Tom Kite, Ray Floyd, Andy North
Jacqueline Duvoisin, Tony Triolo / Sports Illustrated
Tom Kite (shown at his U.S. Open triumph in 1992), Ray Floyd (1986) and Andy North (1978) know what it's like to win a U.S. Open.

We convened a special U.S. Open Champions Confidential roundtable of former U.S. Open champions like Ray Floyd, Tom Kite, Andy North and others to talk about this year's tournament, the belly putter ban and more. Special thanks to these gracious champions for their time. We hope you enjoy it.

1. How do you think Merion will hold up with so many long players on Tour and the weather potentially being a factor?
Raymond Floyd, 1986 (Shinnecock) champion: I’m afraid it won’t. I’m afraid it won’t hold up. I just don’t see how a golf course that short by today’s standards of Tour players can hold up. It would have to be tricked up, and the fairways mowed into nothing. If they went two or three weeks without rain, it might have a chance. But I just don’t see it holding up. Unless they go two or three weeks without rain, getting sun and dry weather, I would see the scoring record broken for a U.S. Open.

Andy North, 1978 (Cherry Hills) and 1985 (Oakland Hills) champion: I think the most important thing is if they get lucky enough and have it dry the next few days. If they can dodge the rain and have it warm, maybe get a little breeze, by Thursday they might can get the golf course playing firmly enough. If they get any more rain, it’s going to be a real issue. If it’s soft, it means the scores can be really low. I can’t imagine that somebody doesn’t get to 10-under par if it stays soft, and it might be lower than that. There are so many scoring opportunities on this course, and if someone is playing well they could make five, six birdies. You usually don’t say that about an Open golf course. In ‘81, Graham shot 7-under for the week. There were some really good other scores as well. I think Crenshaw had a 64, and there were some 65s and 66s. These guys hit it 10 to 20 percent further than we did then.

Hubert Green, 1977 (Southern Hills) champion: They’ll shoot whatever the USGA wants. They have a way of making the golf course fit their desires.

Tom Kite, 1992 (Pebble Beach) champion: I don’t know, honestly. I haven’t played it since they made the changes to the course. But I have to think it will be a strong test. It’ll be different from what most players like these days. They like to bomb it out there 50 yards offline. The PGA Tour has bought into that idea. They set up courses that let those guys win. There’s no rough all year. And then they get to a major, and its a shock. Merion will be very penal off the tee. And the greens will be as hard as they can be.
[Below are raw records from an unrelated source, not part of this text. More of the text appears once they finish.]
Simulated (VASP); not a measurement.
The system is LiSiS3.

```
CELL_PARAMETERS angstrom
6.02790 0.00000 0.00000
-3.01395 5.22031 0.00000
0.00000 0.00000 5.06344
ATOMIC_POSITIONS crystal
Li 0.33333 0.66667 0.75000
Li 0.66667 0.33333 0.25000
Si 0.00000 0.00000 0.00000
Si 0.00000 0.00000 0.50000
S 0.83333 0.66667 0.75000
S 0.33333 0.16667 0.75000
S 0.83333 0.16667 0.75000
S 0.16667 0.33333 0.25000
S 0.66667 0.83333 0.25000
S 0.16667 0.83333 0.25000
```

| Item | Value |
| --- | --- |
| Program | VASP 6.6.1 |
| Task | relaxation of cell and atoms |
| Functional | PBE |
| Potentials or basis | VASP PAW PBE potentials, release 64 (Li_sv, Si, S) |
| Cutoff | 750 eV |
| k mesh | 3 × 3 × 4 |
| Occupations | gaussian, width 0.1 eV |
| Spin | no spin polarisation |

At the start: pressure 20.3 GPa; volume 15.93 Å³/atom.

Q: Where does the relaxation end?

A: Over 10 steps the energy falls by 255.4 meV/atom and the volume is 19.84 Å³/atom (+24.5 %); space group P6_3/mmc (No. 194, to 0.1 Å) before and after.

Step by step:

Tony Jacklin, 1970 (Hazeltine) champion: From my recollection, it is a golf course that requires tremendous patience. I see the yardage isn’t so long this year, so it’s going to be a patience round there. It’s really back to what the game used to be like with the old ball and controlling it. Not muscling the ball or anything like that. Just putting yourself in position to go for pins. I can only assume the greens and everything will be set up to test one's’ patience as much as possible. I have no idea what the rough’s like, but I expect it’s quite penal. If they play the course like that, it’s going to be a real examination of patience and perseverance. Keeping the ball in play off the tee will be the most important. It will be certainly like that now because the golf ball goes 40-50 yards further. It doesn’t mean that it’s easier to control. That’s the problem they’ll have. It’s all well and good to hit 2-irons 230, 240, 250 yards, but can they control it going that far? That is to be seen. This is going to be a test like no other we’ve seen in modern times. With a championship course set up for an Open, it’s going to be fascinating to watch. I’m looking forward to it very much, and I have no idea how it’s going to pan out. I wouldn’t have a clue what the winning score is going to be. But historically, they’ve always tried to aim at par being a good round, but whether they can play a course at this length there is to be seen.

2. What type of game do you think fits Merion and who would you pick to be successful and win this year's Open?

Lee Janzen, 1993 (Baltursol) and 1998 (Olympic Club) champion: Any player that is on top of his game could win a U.S. Open, but the deciding factor is mental. Is a player comfortable with the extra attention and the adversity that will come? Staying in the present is even more important at the U.S. Open. Mistakes can be more penalizing. Fairways are more narrow. The rough is deeper, and the greens will be firm and fast. Merion has some long difficult holes and some short holes that are not easy birdies. A variety of shots will be needed. The greens have enough tilt that being below the hole and missing on the proper side will be huge. I don't think many players will end up under par. Maybe 5. Jim Furyk should do well. A good hybrid player should do well too.

Green: It’s hard to go against Tiger. He doesn’t hit driver a lot of times. He plays smart golf and keeps the ball in play most of the time. That’s extremely important at a U.S. Open. You have to be in the fairway. Tiger proved in the British Open when he hit irons off every tee. You can sacrifice a little bit to play a smart brand of golf. It’s better than most of the other players I think.

Jacklin: There are a couple. Graeme McDowell’s game might suit it. He’s already got one under his belt. Zach Johnson is a sort of player that could do well. He’s very tough-minded. Not a long hitter, but he’s a major winner already. Those two come to mind as being the sort of player that could get it done. I like the way Zach Johnson plays, and we’ve already seen him perform at the highest level. And McDowell has already won a tournament this year, and I’m sure he’ll be looking forward to the Open.

North: I think first of all, this is an Open that really will be open. I think a ton of players will have an opportunity on this golf course because of the length. It’s interesting in that there are some very long holes, but also some very short holes. So if you’re laying up off the tee, everyone will have wedges and nine-irons on these short holes. It will be who will take advantage of those situations. You’ve got to figure out a way to play those long holes in par. If you do that, you’re going to go low. There are so many different types of players. If a longer player can reign in his power, be smart and hit some irons off the tee, I think a longer player can win. If you look at the shorter players, the Zach Johnsons and Graeme McDowells, I think this is a great opportunity for them to win. Overall, you still have to hit quality shots, put the ball in the fairway, and when the week is done, you’ll have to have made a lot of five-to-six foot putts for pars. And that’s the guy who’s going to win. But I think there are a ton of players who have an opportunity to do that.